Robert Beck/Robert Buck: Artist Talk and Screening

Robert Beck/Robert Buck: Artist Talk and Screening

EAI is pleased to present an evening focused on the moving image work of Robert Beck/Buck, whose approach to art-making merges cinematic, televisual, and visual art aesthetics and strategies to singular effect. Alongside a selection of his video art works, the evening will feature Beck’s nearly year-long conceptual broadcast project, The Space Program (1985-86), an early, largely unconsidered work in the artist’s career – here screened publicly for the first time since its original broadcast late night on Manhattan Cable Television. Buck will introduce the program, and be in conversation following the screening.

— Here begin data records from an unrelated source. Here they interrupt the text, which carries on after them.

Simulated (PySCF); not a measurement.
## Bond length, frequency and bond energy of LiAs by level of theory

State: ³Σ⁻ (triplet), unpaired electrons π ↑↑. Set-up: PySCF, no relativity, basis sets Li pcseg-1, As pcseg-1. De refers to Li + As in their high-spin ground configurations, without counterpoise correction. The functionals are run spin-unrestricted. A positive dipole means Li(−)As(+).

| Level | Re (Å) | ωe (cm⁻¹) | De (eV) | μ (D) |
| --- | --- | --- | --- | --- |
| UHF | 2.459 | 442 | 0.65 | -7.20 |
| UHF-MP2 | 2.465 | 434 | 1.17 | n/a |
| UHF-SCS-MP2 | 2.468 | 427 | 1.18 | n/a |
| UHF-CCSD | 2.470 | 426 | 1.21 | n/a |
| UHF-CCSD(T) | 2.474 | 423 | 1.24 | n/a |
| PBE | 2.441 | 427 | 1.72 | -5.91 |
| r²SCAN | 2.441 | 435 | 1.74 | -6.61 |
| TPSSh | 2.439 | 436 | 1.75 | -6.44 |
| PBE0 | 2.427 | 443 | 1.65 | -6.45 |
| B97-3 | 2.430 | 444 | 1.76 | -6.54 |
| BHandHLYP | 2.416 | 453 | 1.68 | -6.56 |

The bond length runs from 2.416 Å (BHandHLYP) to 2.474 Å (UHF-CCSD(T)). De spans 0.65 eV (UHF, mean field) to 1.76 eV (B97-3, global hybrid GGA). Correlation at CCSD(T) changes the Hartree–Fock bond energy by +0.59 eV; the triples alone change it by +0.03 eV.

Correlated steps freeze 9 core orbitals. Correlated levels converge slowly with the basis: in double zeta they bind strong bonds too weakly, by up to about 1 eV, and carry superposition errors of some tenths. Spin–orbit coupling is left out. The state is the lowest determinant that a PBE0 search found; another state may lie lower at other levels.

Buck, who changed his father’s name as a work, or act, of art in 2008, was integrally involved in EAI from the 1980s to the early 2000s, in roles including Technical Director and Chief Editor. This event will launch EAI’s distribution of Beck/Buck’s video work.

Tuesday, May 16, 2017

Electronic Arts Intermix (EAI)
535 West 22nd Street, 5th Fl.
New York, NY 10011

Admission $7, Students $5
Free for EAI Members


Robert Buck is most known for his 2D, sculptural, and installation work, and for his precise use of materials, ranging from traditional art supplies to such non-art materials as mortician’s wax, latent fingerprint ink, and gunpowder. His attention to the viewer’s experience of his art, and his privileging of unexpected interpretations, is the heritage of an eclectic list of influences, including Marcel Duchamp and Cady Noland, Robert Bresson and George Romero, film theorist Carol Clover and novelist Cormac McCarthy, the true-crime genre, the teachings of Jacques Lacan, and forensic science.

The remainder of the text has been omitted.